Surayyah Ahmad, a serial entrepreneur and two-time co-founder, has launched Sabou Capital—a new micro-private equity fund designed to close the investment gap for small and medium-sized enterprises (SMEs) in both Anglophone and Francophone Africa. The fund will invest between $350,000 and $1.5 million in 25 companies across sectors such as agriculture, renewable energy, climate solutions, logistics, mobility, and supply chain operations.
The fund’s name, Sabou, blends the Hausa word “Sabo,” meaning rebirth or renaissance, with a French inflection—symbolizing a fresh, inclusive approach to investing across linguistic and geographic boundaries. Unlike traditional venture capital (VC) models that favor high-growth tech startups, Sabou Capital takes a hybrid path by supporting operationally sound SMEs using technology as a tool—not a core product—to scale.

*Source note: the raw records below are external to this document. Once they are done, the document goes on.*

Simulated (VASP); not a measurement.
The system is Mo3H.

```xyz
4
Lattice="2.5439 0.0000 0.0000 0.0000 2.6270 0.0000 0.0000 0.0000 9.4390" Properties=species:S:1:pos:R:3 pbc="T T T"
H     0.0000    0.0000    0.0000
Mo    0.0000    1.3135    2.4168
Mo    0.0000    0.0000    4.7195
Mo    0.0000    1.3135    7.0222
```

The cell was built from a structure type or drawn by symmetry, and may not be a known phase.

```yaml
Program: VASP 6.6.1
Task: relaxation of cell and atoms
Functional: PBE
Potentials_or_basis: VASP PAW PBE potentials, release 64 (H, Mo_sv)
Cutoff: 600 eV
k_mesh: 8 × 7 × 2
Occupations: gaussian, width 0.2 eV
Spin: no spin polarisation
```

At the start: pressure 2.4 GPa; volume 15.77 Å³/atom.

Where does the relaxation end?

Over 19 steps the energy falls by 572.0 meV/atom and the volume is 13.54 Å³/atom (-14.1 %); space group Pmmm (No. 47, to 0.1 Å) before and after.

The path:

Ahmad, who previously co-founded Aduna Capital, explained that strategic differences with her co-founders at Aduna led to the creation of Sabou Capital. While Aduna continues as an angel investment group in Northern Nigeria, Sabou adopts a broader mandate, targeting SMEs in secondary cities in Nigeria, Senegal, and Côte d’Ivoire.
“Our alignment was strong on what we wanted to achieve and why, but the ‘how’ created divergence,” Ahmad noted. “That experience taught me the importance of alignment in impact scale and execution.”
Sabou Capital expects moderate returns of 2-3x, more akin to private equity norms than the 10x returns pursued by VCs. The fund aims to serve a largely overlooked segment of African businesses—SMEs with strong fundamentals and unmet demand, yet not deemed “VC-backable.”
In doing so, Sabou positions itself alongside other private equity firms like Aruwa Capital, Afrinvest, and Catalyst Fund. “We’re bridging the gap between underserved SMEs and structured capital by providing funding and hands-on support,” Ahmad said.
Central to the fund’s strategy is a gender-lens investing framework. Sabou is committed to funding women-led businesses, aiming to correct historical imbalances in access to capital. “The data shows investing in women yields double the returns,” Ahmad said. “But women still face unique barriers—from limited networks to restricted mobility—that make it harder to raise funds.”
Ahmad’s own experience as a founder in Northern Nigeria underscores this challenge. She recalled being unable to travel to Lagos to meet investors and instead raised capital locally, which ultimately led to an early exit from her previous business.
Sabou Capital offers more than just capital. It provides technical assistance to ensure portfolio companies meet high standards in governance, financial discipline, and operations before any funds are deployed. “We prepare businesses to become truly investment-ready,” Ahmad explained.
To expand its reach in Francophone Africa, Sabou Capital has appointed Christian Amouo as General Partner. Amouo brings extensive experience from launching a private equity fund in Cameroon, where he invested in four businesses—three of which continue to thrive.
While Nigeria remains a core market, Sabou is diversifying geographically by investing in Senegal and Côte d’Ivoire. These economies offer strong fundamentals, growing at over 6% annually, and benefit from a stable currency pegged to the Euro.
“With Nigeria facing inflation, currency volatility, and growth challenges, we’re leveraging our regional expertise to balance risk,” Ahmad said.
Sabou Capital is set to begin formal fundraising with a roadshow in July. The firm already has 20 startups in its pipeline and expects to shortlist two to three for its initial investments. The broader goal is to scale across West and Central Africa, nurturing SMEs into large enterprises that can eventually attract larger private equity investment or strategic buyers.